Forging S/MIME signatures

Jon Udell tries his hand at S/MIME signature forgery,
revealing that PKI is not a panacea.

A digital signature proves something. The proof is strong but the something is weak (if it just demonstrates that you clicked a few things to get a persona certificate).

So if you need to prove something stronger, then you put limits on what digitally-signed content you’re willing to accept.
This can go in at least two directions (not mutually exclusive):

  • higher-class certificates (where certificate authorities demand more proof, and encode that fact in the certificate). But higher quality means harder to get and less actual deployment. And higher quality means more attractive target for theft of keys.
  • reputation systems. Of course, building robust reputation systems is not easy. Users may wish to have multiple sources of reputation information to fit their own definitions of good and bad behavior and how fast those judgments are made. It replays the whole DNS blacklist deployment. Some reputation systems may seem arbitrary and capricious. Others may be too slow or too tolerant. They are all lawsuit targets. Will there be too many to choose from?
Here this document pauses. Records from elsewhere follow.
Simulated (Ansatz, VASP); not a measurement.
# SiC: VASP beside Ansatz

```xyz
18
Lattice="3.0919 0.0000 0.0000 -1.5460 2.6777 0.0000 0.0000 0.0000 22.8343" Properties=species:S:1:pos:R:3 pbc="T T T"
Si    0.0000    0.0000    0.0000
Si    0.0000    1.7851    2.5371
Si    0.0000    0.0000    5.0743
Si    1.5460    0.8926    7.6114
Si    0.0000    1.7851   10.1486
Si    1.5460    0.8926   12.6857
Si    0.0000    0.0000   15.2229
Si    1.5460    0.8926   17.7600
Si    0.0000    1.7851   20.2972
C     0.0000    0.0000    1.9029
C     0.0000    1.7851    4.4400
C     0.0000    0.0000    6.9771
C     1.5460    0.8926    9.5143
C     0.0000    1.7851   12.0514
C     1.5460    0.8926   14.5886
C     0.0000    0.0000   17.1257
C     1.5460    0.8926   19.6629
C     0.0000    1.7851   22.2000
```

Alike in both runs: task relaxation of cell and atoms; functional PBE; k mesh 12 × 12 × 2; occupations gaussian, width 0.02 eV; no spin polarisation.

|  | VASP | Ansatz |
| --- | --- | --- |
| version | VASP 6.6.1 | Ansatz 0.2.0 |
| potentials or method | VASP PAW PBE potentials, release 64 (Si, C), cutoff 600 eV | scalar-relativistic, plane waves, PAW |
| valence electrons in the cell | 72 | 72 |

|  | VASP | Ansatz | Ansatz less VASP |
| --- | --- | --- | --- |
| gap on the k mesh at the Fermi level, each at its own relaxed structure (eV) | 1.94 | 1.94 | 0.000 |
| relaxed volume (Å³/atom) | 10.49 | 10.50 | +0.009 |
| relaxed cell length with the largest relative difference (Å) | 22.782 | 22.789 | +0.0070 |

For message classification, there is a predisposition to disparage machine learning and content inspection as too
probabilistic and uncertain, while viewing signatures as certain and reliable. It is not so, the uncertainty or trust is not eliminated, it’s just at a different level.

One Comment

  1. Jon Udell says:

    | Let’s hope Jon Udell reads it

    He did :-)

    | The proof is strong but the something is
    | weak (if it just demonstrates that you
    | clicked a few things to get a persona
    | certificate).

    The something is slightly more: that the certified email address is bound, by some certifying authority, to some person with access to that email account.

    It ain’t much, but it’s more than we’ve got now, which is nothing.

    I agree, BTW, with the observation that higher-assurance certs and reputation systems both have roles to play, but also introduce new complexity.

    Meanwhile, getting Aunt Tillie to expect that her correspondents have at least passed the email ping test, in the eyes of some known third party, is a reasonable step to take.